Blake Cahill, global head of digital and social marketing at Philips, manages more than 70 marketing technologies.
He is one of a growing number of marketing heads becoming inundated with technology as media silos crumble and data integrates to support cross-channel and cross-device marketing and advertising.
“Just in the customer relationship management sector, we have three or four major pieces of technology, and then underneath another three or four to manage the customer data,” Cahill said. “In the social space, we have about seven or eight pieces of technology to help with social listening, publishing, and analytics.”
Cahill is looking at technology investments to better automate media decisions and ecommerce, because as the company builds more Internet-connected products, consumers will purchase service contracts from the brand, rather than third parties like Amazon. He is also looking at adding technology around affiliate and media marketing as it relates to the triangle between search engine optimization, social optimization, and ad-serving.
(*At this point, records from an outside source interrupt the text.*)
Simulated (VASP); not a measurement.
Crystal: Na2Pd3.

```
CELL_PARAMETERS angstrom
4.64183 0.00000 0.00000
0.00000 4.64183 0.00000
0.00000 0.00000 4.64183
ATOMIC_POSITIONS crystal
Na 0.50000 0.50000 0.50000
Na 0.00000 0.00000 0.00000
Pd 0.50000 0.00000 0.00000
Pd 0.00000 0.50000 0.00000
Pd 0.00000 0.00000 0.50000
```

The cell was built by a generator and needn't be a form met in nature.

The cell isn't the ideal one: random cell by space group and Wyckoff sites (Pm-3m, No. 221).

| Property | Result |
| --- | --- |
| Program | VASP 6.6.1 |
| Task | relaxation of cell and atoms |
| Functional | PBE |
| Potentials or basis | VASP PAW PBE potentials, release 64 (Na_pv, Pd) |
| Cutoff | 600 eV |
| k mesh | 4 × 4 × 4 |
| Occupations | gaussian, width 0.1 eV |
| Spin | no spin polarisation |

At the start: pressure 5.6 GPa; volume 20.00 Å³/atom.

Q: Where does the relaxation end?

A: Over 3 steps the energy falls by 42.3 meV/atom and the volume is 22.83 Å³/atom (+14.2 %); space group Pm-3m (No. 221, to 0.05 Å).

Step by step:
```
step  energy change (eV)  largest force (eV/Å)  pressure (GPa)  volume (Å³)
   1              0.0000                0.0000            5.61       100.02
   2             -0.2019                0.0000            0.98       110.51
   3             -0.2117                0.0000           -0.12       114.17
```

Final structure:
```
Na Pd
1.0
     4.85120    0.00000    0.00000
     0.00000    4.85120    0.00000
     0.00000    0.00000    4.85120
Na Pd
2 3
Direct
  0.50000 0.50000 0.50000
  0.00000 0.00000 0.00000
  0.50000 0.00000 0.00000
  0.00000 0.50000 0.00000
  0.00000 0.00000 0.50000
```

For years, Gartner has been touting the majority shift in spend on technology from CIOs to CMOs. Cahill references the research firm’s forecast, which suggests that within the next few years, marketing will see CMOs spend more on new digital technology than CIOs. Not at Philips, he said, admitting that it depends on the company.
“It may be true if you’re a start-up like Uber and the model is built around marketing and customer engagement, but if you’re a larger company with an established infrastructure, the statement isn’t necessarily true,” Cahill said. “Marketing departments are making massive investments in technology to drive customer relationships and media.”
Gartner estimates that the average B2C relies on more than 50 applications and technologies to support marketing. By 2018, CIOs who build strong relationships with CMOs will drive a 25% improvement in return on marketing technology investment.